Rockridge is one of Oakland, CA’s most popular neighborhoods, both for home buyers and for visitors. The many eclectic shops, first-rate restaurants, bookstores and cafes make it a destination, and on weekends College Avenue is buzzing with activity. The BART (Bay Area Rapid Transit) station is right across the street from two culinary destinations. Oliveto’s has won numerous awards for its locally-sourced California cuisine with a Mediterranean accent. Below the restaurant is a very popular cafe, surrounded by the Market Hall, an epicurean garden of delights. There you can find the full range from a morning pastry and latte, to all of the finest ingredients for the feast you will prepare: fresh pasta, organic produce, cheeses from around the world, locally-sourced fish or meat. . .the choices are dizzying as are some of the prices. Excellent quality is the standard, and the market is a feast for all the senses. A wonderful flower market adds to the ambience with a tapestry of colors. For those who are more than a BART ride away, you still can enjoy some of the pleasures of the Market Hall through the mail. Across the street is a less expensive but still high-quality and very popular choice, Cactus Taqueria. This is a family-friendly home of burritos, tacos and home-made agua frescas.
All of these urban amenities create the kind of buzz, or high latte factor or walkscore that clients like my latest couple want, and are willing to pay for. My buyers are a classic example of that profile: young professionals who are used to life in a major metropolitan area and want to be able to walk to a cafe, grab a latte and take public transit to work. In the evening or on weekends they want to leave their cars behind and walk to a restaurant, or just soak up the experience. Rockridge also boasts an especially nice, recently constructed library that serves as a community hub.

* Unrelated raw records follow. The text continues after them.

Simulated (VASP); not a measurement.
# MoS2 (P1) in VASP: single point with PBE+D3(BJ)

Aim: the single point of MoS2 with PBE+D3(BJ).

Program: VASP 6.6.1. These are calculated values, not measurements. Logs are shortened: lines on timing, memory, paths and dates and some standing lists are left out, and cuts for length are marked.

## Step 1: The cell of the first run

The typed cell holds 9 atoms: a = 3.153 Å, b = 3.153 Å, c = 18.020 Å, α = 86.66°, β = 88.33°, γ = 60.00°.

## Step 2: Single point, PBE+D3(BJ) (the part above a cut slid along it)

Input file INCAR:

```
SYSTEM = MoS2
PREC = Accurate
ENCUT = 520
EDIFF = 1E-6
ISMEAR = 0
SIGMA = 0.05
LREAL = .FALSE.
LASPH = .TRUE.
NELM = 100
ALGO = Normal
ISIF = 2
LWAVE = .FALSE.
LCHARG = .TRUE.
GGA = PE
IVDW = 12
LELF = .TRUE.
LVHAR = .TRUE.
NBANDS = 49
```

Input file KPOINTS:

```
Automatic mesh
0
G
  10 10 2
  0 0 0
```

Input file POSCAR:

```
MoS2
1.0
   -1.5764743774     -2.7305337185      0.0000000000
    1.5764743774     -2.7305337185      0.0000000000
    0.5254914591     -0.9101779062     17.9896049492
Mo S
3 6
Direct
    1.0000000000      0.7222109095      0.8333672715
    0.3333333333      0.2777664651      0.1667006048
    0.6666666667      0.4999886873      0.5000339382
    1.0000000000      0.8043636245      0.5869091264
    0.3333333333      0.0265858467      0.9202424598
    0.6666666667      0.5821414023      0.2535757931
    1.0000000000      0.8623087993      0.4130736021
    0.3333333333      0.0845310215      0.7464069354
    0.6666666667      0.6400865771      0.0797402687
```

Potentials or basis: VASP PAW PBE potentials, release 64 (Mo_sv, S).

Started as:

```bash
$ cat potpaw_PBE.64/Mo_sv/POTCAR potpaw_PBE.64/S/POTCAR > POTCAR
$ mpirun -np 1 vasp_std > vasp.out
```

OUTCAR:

Long before College Avenue in Oakland was brimming with the latest shops and restaurants, it was a neighborhood known for the consistency of Arts & Crafts architecture. The styles of this movement are my passion, and that passion is shared by many buyers who want to make a bungalow their home. These homes are characterized by classic floor plans including a living room with a fireplace bracketed by bookcases below, and windows, often with leaded or colored glass above. Formal dining rooms are essential and many include a built-in buffet, often with leaded or beveled glass, box beams in the ceilings and wainscoting on the walls. The most desirable of examples will have unpainted wood and often the frieze area above the wainscoting will feature a stenciled pattern or a wallpaper frieze. The most common floor plan features a hallway off the dining room from which you access the two bedrooms with a bathroom in the middle. In the larger or remodeled versions there may be a stairwell to access more bedrooms upstairs. Many of the homes in Rockridge now have updated kitchens and baths that combine modern expectations with period aesthetics.
My clients were fortunate to purchase a wonderful brown shingled bungalow with an especially inviting broad porch that runs the width of the home. When I pulled up to their new home yesterday I noticed their neighbor sitting on his porch, and I suspect my clients will be spending many happy hours porch sitting, and watching the neighbors walk by!